Saturday, April 30, 2016

Code School + Gift Shop

Designing an on-line Gift Shop is often the last thing a small business wants to take on, as their professional interest is likely not in learning to code such a thing.

Companies like Weebly and Rakuten are about solving the Supermarket Math problem of making it easy to have a website, including one that features a shopping cart with checkout features.

On the other hand, a Code School is where people go precisely to learn how to implement such services as an on-line Gift Shop, and moreover schools traditionally come with "swag" advertising their brand (T-shirts, hoodies, mugs, backpacks and so on).

So the question becomes:  does a given Code School "eat its own dog food" and roll its own Gift Shop, or does it outsource to CafePress or whatever?

In order to show the world that Code School students are learning the skills, any number of virtual Gift Shops might be kept on the shelf (on the rack) for students to hack on.  A way of building one's profile is to showcase one's contributions to said projects.

Some of these on the shelf shopping applications will actually do front line duty in real time.  A given Code School might swap out the Ux on occasion.

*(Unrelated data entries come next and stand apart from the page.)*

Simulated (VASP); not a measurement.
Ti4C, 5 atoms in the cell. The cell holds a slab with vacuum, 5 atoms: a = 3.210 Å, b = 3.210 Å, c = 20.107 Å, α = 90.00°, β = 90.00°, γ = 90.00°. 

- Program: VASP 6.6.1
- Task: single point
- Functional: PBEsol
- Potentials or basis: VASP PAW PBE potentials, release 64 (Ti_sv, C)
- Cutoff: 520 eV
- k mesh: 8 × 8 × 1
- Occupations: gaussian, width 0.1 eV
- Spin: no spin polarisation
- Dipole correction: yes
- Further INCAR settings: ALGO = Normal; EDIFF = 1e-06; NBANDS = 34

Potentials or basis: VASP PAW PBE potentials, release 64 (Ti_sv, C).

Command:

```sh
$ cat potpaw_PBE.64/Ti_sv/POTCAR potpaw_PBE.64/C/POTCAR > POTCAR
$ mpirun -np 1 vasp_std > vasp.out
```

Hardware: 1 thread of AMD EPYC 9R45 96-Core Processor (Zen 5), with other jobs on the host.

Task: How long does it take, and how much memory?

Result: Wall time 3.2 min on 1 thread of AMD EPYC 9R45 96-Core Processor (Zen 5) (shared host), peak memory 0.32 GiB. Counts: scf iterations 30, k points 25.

An existing open source project, such as Shoop, Oscar or Cartridge written in Django + Python, might be a good starting place.  Students learn by modifying an existing project.

Other applications may permit a kind of "virtual shopping" wherein shoppers "practice" using the Ux for free, a way of testing features and building community, with virtual money against virtual goods.

These prototype test beds might only face in-house, but why not make some public facing, as well as open source?  Good advertising, kudos to the school, if the shop shares some good ideas and/or interesting implementations thereof, perhaps even in "exotic" computer languages, such as Haskell and Go.

However, there's a more elaborate plan lurking just beneath the surface here.  Lets remember Friedrich Froebel, the inventor of Kindergarten, and his strategy of connecting the schooling process to gifts.  Bucky Fuller attended such a school and had an early breakthrough with the "peas-works" gift, leading to gaining the privilege of patenting the "octet truss" in the 1960s. [1]

As a student moves through schooling, rewarding that student's progress with gifts makes a lot of sense.  Gifts may be tools of the trade, like a microscope or telescope, faster bandwidth, better access to the Internet, a personal workspace, an office.

In the military, people say "rank has its privileges".  These privileges may be granted without need for cash awards.  Code Schools might think in terms of linking various milestones to specific rewards, perks or privileges.

[1]  Cole Gerts, Poet of Geometry, 2013 Option-G Visual Communication ISBN 978-0-615-87344-2, page 13.